We interrupt our regularly scheduled programming to talk about the benefits vs disadvantages of owning your office rather than renting it.
One advantage often touted is the ability to take lots of deductions up front for the building. You will need to pay the IRS back for the deductions (unless you reset the basis on death, more later) but you do get the time value of money.
Has anyone paid for this service? My CPA introduced me to an engineering firm that provides this service. Their cost is $5,000. With their analysis, I can depreciate the cost of my building over a 5, 7 or 15 year period rather than the standard 39 years. I really don’t understand it but supposedly I can save over $50,000 on taxes from their engineering analysis. If true, is $5,000 a reasonable fee?
Here’s the answer:
nutshell: your accountant is right. By separating the value of the entire property into components such as fixtures, carpets, carpeting, wiring, plumbing, appliances etc which have a shorter depreciation life (5-15 years), you can increase the amount you depreciate in the next few years which creates a bigger tax break while your income is high (you’re in a high bracket).
Usually this works in your favor, even considering when you sell the building the depreciation is recaptured- there’s no such thing as a free lunch.
The cost of $5000 is less than the $10-20k I find online for commercial properties although for residential properties they have online calculators which cost a few hundred bucks.
In detail: if you lease out a personal residence to a tenant, you depreciate the price of your property per year (minus land, which is typically 10-20% so for a $400,000 house the property is worth $340,000). For personal property the depreciation is over 27.5 years, for commercial property 39 years.
So for the example I give above for the $400k house, every year you rent it you get $340/27.5= $12,363 which you don’t pay taxes on. So any rents paid to you, you’d subtract the $12,363 depreciation plus property tax, maintenance, etc. You’d pay taxes at ordinary rates (or take loss) on the difference.

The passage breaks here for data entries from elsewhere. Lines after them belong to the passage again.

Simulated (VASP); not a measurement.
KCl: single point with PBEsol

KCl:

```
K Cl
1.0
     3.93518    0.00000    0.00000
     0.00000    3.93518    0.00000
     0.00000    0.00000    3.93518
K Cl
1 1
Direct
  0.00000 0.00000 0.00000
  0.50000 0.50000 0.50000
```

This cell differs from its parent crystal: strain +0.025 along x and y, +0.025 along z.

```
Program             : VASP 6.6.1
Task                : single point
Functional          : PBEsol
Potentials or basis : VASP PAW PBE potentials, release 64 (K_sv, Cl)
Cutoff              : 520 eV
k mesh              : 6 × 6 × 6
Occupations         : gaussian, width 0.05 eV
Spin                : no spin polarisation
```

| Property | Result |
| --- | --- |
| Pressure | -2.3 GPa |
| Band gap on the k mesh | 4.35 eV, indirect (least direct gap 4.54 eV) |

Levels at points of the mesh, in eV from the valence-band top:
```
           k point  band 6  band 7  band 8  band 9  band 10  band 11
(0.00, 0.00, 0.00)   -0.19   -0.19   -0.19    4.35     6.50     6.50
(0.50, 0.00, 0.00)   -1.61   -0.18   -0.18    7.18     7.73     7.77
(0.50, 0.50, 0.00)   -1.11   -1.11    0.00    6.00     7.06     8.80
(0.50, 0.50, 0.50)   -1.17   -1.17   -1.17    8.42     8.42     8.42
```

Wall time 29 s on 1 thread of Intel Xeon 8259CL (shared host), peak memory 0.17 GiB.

You get a immediate tax break of $12,363 for depreciation in this case. If you’re in the highest bracket that’s about $5000 back in your pocket every year!
Sounds good, but when you sell the house the depreciation is recaptured. So after five years you took $61,500 depreciation- but when you sell you pay it back at a special rate (section 1250) of 25% (so you’d owe about $15,000 back to the IRS, plus capital gains for any amount the price of the home went up.
For commercial property- say your place costs $700,000. At 39 years for depreciation, you’d be taking $700k divided by 39 or $18000 per year. At the highest bracket that’s only $7200 in tax savings.
Cost segregation allows you to take more of the depreciation sooner. By separating the property into components such as carpeting, flooring, wiring etc that have a shorter depreciable life, you get a tax break sooner- which helps your cash flow, if you invested the money you’d typically come out ahead rather than letting the IRS hold onto it!
For example, if $80,000 of the $700,000 property is for the above (plumbing, carpet etc), you would take the remaining $620,000 over 39 years, but for the $80,000 you could section 179 it- if your practice income is over $530k and the $80k is depreciated over the highest bracket, that’s an immediate $32,000 back in your pocket plus another $6500 (from the property over 39 years) back in your pocket! Or if you use MARCS depreciation over five years it would be about another $6000 per year ($32k divided by five) in your pocket.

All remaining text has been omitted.